Northeast Svalbard—the Ice

We have barely recovered from yesterday’s exhilaration, a bear bonanza which brought us 48 bear sightings. This is not only a record for any previous expedition to Svalbard, but was achieved in a single day (from 0500 to midnight when ice and bears were still visible!) Their congregation is at the only sizeable patch of intact fast ice left on this coast: all the bears for miles (including mothers with cubs) had trekked to this area for the last major banquet of spring. We counted 70 ringed seals hauled out on the ice in a single sweep of the binoculars; in just a few weeks this ice will all be gone and the seals that feed under it will disperse too: their frozen table will be bare.

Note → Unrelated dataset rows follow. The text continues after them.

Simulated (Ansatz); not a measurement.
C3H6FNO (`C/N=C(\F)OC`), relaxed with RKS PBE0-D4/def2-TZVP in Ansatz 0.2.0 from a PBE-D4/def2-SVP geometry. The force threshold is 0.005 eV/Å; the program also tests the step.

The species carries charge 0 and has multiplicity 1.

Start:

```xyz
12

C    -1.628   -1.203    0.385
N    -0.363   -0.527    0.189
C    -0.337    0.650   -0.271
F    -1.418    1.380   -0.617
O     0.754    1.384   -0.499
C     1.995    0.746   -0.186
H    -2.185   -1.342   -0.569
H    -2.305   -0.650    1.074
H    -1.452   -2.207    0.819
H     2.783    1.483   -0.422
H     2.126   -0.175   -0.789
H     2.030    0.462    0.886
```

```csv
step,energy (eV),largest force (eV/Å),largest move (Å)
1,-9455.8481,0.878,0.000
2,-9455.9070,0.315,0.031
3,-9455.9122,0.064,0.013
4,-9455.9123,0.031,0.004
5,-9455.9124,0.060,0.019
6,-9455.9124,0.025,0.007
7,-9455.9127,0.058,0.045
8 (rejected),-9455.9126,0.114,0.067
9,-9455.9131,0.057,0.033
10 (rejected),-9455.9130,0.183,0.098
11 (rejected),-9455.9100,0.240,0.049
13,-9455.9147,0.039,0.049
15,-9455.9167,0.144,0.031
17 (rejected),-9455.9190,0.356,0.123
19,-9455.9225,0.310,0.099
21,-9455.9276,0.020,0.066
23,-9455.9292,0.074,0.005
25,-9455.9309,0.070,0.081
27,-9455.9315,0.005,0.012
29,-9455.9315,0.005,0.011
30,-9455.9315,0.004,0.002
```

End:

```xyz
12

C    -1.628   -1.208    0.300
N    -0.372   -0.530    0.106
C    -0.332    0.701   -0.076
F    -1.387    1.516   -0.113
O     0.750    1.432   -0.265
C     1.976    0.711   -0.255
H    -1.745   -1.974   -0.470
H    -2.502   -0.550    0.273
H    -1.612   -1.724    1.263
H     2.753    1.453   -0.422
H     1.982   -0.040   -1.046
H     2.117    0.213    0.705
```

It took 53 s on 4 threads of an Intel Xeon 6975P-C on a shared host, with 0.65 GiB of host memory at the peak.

But we are hooked now: we sprang from our bunks without question this morning as the tannoy announced more bears. Sunlight gleaming off shards of sea ice, jumbled ice floes bright against a smooth pewter sea, with a distant band of wedgewood blue sky above the pack ice. Kittiwakes wheel around the bow, ivory gulls sweep over our heads, all on deck hold their breath as we creep forward, careful not to bang a door or drop a lens cap: we are seasoned hunters now. Our first bear of the day is lying, asleep, on an ice floe. We have crept up close, but he wakes with a sullen stare. We gaze back at him, an old hefty male, well scarred from previous battles and with a snaggle tooth giving him a piratical look. But he is well fed, trying to sleep off a gargantuan meal, and lets us know what he thinks of us with a copious toilet stream like old engine oil. Fair enough! We back off to leave him in peace: nice to see an old-timer who can still make a decent living out here in Snowman’s land. But we have sighted Bear number Two: a young clean 3-year old who smells breakfast from afar and lopes towards us, lured by tantalizing smells from the galley. He keeps coming: these young bears are always hungry: he has never eaten bacon before, but recognizes the smell instantly. Baffled and bemused, after a brief visit he is spooked by his first ship and beats a retreat back into the world of ice.

Our third close encounter is with an experienced mother bear and her 18-month old single cub. She circles warily some distance off but can barely restrain her excited son: he comes straight to the ship to check out this buffet of beautiful aromas. She hangs back, mistrustful. He is reckless and hungry. Finally she has to come right to the ship to give him a telling-off and lead him back out of trouble. By early afternoon we had added another fourteen bears to our record tally but better, our heads and hearts are full of bears… Will they dream of this beautiful ship the way we will dream of the golden bears that came in from the ice, gazing at each other in mutual wonder?

An afternoon sailing north through pack ice brought us to the edge of the Austfonna icecap, 3,380 square miles of solid ice, which makes it the third largest icecap in the world. From its 100-foot face, surging waterfalls pour crystal water into the turquoise depths, while freshwater upwellings attract clouds of feeding fulmars and kittiwakes. This is the southern coast of Nordaustlandet, the most remote island mass in Svalbard. Most Norwegians never even reach Svalbard; those who do would be insanely jealous to know we have seen such beauty in this pristine, protected wilderness.